When Jack White plucked Detroit pal Brendan Benson from relative obscurity to join his merry band of Raconteurs, the Benson faithful were perhaps expecting their man to be introduced into indie-rock society in a style similar to Joan Baez ‘bringing out’ the young, grinning Bob Dylan: "Look what I’ve found!"
Or maybe Mr B just fell in with the wrong crowd. Either way, s’all good: with The Raconteurs on hold for now, Benson’s back to hitchhiking alone down the power-pop highway with fourth album My Old Familiar Friend (hey, could the title be referring to his solo career?) just as summer gets its second, um, wind – and, thanks to White’s patronage, that spotlight just got a bit brighter.
So it’s fitting that the album opener ‘A Whole Lot Better’ is liberally doused with optimism – that’s how he feels when you’re not around (oh, no, not you, Jack) – and shows Benson still has a way with a tune, with some punchy guitars giving the song enough pep to wake, if not the dead, then at least the very sleepy. It all gives way to an exquisite refrain: "I fell in love with you / And out of love with you / And back in love with you / All in the same day." These artist types, eh? Still, it’s quite a journey – Benson has a knack for creating a kind of, "Ah, man, that was some summer"-type wistfulness in double-quick time. Final track ‘Borrow’ pulls off a similar trick: there’s a ready-made nostalgia just waiting to spring from its harmonies.
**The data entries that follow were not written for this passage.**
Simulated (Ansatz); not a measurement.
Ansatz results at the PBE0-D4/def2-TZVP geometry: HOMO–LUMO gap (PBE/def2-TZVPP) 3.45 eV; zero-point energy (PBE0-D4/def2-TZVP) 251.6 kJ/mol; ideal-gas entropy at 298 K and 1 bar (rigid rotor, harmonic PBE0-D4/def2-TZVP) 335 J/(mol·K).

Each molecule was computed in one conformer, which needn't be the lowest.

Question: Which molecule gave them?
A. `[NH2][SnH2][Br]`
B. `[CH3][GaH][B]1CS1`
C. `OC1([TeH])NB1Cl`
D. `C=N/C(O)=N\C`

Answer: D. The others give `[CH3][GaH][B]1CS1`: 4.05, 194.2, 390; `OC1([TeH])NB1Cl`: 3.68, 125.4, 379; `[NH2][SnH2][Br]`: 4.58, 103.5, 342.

In between, it’s not all quite such a breeze. There are too many nothing-y lyrics revolving around "you"; great for the egotists, but Benson’s overreliance on hectoring yet another girl who doesn’t meet his exacting standards in the second-person gets a bit wearing. There are sparks – the paranoid love affair in ‘Eyes on the Horizon’ ("Well I’m convinced that underneath that black hair / There’s a listening device planted there") is a riot, the declaration that "I’ve been hiding in caves" in ‘Feel Like Taking You Home’ raises a smile, and it’s hard to knock a track loaded with elegant Motown strings that’s called ‘Garbage Day’. On the other hand, ‘Gonowhere’ goes, you guessed it, nowhere, with Benson reeling off the kind of platitudes apparently designed to give Chris Martin a hard-on.
Musically there’s some filler too. Although he has his own distinctive style when it comes to a melody – it was piss easy to recognise which tracks were his on those Raconteurs albums – and we wouldn’t have it any other way, some of these really are, at best, B-sides. ‘You Make a Fool of Me’ is even reminiscent of – God preserve us – Jet.
My Old Familiar Friend doesn’t scale the heights of 2002’s almost perfect Lapalco, then, but there are just about enough sunny patches for us to be thankful to Jack for getting his protégé back in one piece.